The suspension of trading for Alibaba Group Holding’s (BABA) owned Sun Art Retail Group has sparked speculation about a potential divestment of Alibaba’s stake in the hypermarket operator. This news comes from SCMP reports, which suggest that Alibaba might be looking to offload its holdings in Sun Art.
Back in October 2020, Alibaba acquired a controlling stake in Sun Art from the French Mulliez family for a hefty 28 billion Hong Kong dollars ($3.6 billion). Now, SCMP, citing Bloomberg, reports that Sun Art has received preliminary offers from private equity firms like DCP Capital and Hillhouse Investment.
China’s recent stimulus plans, aimed at boosting demand, have provided a much-needed boost to Chinese companies. Analysts like Shawn Yang of Arete Research and Appaloosa Management founder David Tepper believe Alibaba is poised to be a major beneficiary of these stimulus efforts, thanks to its strong market position.
However, Sun Art has faced challenges in recent times, with its topline revenue declining by 13.3% in the year ended March 31 to 72.6 billion yuan ($10.3 billion). This downturn can be attributed to the contraction of its supply chain business and store closures.
Despite these challenges, Alibaba reported a 4% growth in its fiscal first-quarter 2024 topline revenue, reaching $33.47 billion. While this fell short of analyst expectations of $34.81 billion, it highlights Alibaba’s continued growth, particularly in its international commerce retail business, which saw a remarkable 38% increase to $3.26 billion.
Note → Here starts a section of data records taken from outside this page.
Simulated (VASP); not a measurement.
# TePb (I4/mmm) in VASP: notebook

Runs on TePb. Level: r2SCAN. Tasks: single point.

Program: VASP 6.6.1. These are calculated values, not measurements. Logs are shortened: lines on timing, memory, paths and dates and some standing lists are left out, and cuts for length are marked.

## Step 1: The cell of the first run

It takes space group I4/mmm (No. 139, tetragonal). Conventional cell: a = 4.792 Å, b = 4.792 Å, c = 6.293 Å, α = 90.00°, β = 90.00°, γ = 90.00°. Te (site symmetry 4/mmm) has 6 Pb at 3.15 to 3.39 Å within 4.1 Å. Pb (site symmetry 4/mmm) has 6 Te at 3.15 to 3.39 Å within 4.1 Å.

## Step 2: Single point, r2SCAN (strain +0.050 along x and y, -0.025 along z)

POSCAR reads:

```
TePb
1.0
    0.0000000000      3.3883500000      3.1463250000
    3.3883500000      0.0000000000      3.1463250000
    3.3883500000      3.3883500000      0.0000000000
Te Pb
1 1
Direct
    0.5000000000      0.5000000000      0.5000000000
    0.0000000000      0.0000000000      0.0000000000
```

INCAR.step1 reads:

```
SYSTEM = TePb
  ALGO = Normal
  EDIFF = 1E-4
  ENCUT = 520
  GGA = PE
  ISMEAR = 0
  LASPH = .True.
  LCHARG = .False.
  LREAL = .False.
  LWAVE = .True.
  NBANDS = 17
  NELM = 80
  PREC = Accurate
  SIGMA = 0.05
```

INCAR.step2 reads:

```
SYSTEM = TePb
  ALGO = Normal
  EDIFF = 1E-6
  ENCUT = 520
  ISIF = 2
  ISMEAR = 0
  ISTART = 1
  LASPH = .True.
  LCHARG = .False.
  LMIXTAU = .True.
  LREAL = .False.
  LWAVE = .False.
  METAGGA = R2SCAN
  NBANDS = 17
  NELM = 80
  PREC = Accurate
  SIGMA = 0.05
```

This focus on international expansion suggests a strategic shift for Alibaba, potentially signaling its intention to diversify its revenue stream beyond the Chinese market.
On Tuesday, BABA stock saw a 1.74% increase, closing at $107.97. This positive market response indicates investors’ confidence in Alibaba’s future prospects, despite the uncertainties surrounding the Sun Art divestment.